I want him to get another job, but he wants to get our mortgage sorted first. And he has been promised a sort-of promotion "at some point".
but i don't even give a shiny shit about any promotion. I just want to be selfish and actually see my husband.

I thought initially it would just take some "adjustment" as I was used to having him around a lot more. but it's making me really unhappy.

sorry, i guess i don't want any advice, just somewhere to vent. i know he needs to get a new job - but it's not always that simple, is it? I have looked for similar jobs closer by but he won't apply for them becausse he wants to get the mortgage sorted.

Fratelli Wed 25-Nov-15 12:21:16

Does he not have a day off? What if he doesn't want to change jobs? You can't force him to. And ge sounds sensible wanting to sort the mortgage first.

It's not the end of the world and absence makes the heart grow fonder. The time you do have will be more quality time. Take the opportunity to maybe try a new hobby or see more of your friends or something.

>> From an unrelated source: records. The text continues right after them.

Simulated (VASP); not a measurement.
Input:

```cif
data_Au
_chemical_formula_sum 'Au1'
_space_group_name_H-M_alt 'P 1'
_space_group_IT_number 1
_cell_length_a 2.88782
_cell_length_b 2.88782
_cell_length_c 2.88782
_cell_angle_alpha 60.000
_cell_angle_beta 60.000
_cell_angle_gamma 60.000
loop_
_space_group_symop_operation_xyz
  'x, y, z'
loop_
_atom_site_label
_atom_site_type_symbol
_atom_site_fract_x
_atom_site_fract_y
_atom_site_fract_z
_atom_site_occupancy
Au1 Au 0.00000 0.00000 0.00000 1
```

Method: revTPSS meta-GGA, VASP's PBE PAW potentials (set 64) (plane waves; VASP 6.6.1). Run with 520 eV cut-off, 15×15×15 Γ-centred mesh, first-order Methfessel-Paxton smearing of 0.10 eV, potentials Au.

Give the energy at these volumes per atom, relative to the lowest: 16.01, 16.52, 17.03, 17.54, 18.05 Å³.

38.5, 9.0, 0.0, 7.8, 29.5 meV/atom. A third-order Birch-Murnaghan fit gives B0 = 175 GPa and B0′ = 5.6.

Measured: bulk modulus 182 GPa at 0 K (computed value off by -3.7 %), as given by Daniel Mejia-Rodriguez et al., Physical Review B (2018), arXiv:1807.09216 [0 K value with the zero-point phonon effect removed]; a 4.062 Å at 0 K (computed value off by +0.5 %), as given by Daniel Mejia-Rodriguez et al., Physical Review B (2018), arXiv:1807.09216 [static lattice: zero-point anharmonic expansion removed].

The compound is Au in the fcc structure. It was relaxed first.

AdInfinitumETC Fri 04-Dec-15 10:54:39

he does - most weekends. but sometimes he works on sat morning as well.

i know it is sensible to get mortgage sorted first - but i still miss him being around.

I think i will start doing something else in the evenings (i'm out two evenings already) so might take up some more exercise - i have a friendly neighbour who might want to come for walks with me.

thanks.

tribpot Fri 04-Dec-15 11:09:16

How does he feel about it? It sounds like not much life for him either. I'd maybe set some kind of reasonable deadline for reviewing the impact on work-life balance and on your relationship as a whole. Was the decision to move to a job with such long hours a mutual one?

AdInfinitumETC Fri 04-Dec-15 11:22:50

i don't think either of us realised there would be such long hours. he went from being self-employed to a full time employee, so financial security, higher pay and career progression was the motivator behind it.

he expresses that he is tired as a result of working such long hours, but says he wants to make sure the mortgage is in place before any big decisions. which i get. totally.

but part of me thinks i'd rather have less money and more DH than the other way round!

Lweji Fri 04-Dec-15 11:27:09

Do you have a job?

Why can't he change jobs until the mortgage is sorted? Do local jobs not pay enough?
Just keep looking and applying until one that pays well comes along?

ILiveAtTheBeach Fri 04-Dec-15 11:30:52

He probably won't want to point this out to his boss, BUT the Company are breaking the rules on the Working Time Directive, which dictates that you must have 11 hours minimum between shifts.

AdInfinitumETC Fri 04-Dec-15 11:33:44

he can't really change, because you have to have been in your current job for about 6 months before they'll approve the mortgage.

i will have a look about the work time directive. i'm sure some days it's being broken. would it count for travel time? sometimes he travels two hours to get to site for 8am, and then might finish at 8pm and drive home, so not be back until. 10pm, to get up again at 5.30.

whatsagoodusername Fri 04-Dec-15 11:43:23

When will the mortgage be sorted? If it's another month or two, then it's probably worth sticking with it (you've come this far) until then. But if it's a year or more, it sounds unsustainable.

Preciousxbane Fri 04-Dec-15 11:48:54

My neighbour has a job like that but stays away over night at the expense of his employer quite often. Do they not offer this? Okay you wouldn't have him home but surely he would feel less tired.

tribpot Fri 04-Dec-15 12:09:23

So he's gone permie in order to become eligible for a mortgage? What's the plan after that?

If he needed to be there for 6 months (I think usually the sticking point is whether you're on probation) he's now done 8, so what's the timetable now?

SquadGoals Fri 04-Dec-15 12:34:32

DH does this - works 12 hour days and works 12 days out of 14. I only get every other weekend with him. I also work from home so it can be very isolating.

Agree that there needs to be some sort of timetable. We are doing one more year abroad then moving to a country where I can work in an office. His company pay all our bills etc so we are managing to save enough to be first time cash buyers.

That's the only thing that is keeping me sane. You need to sit down with him and work out some sort of plan for the next 6-12 months.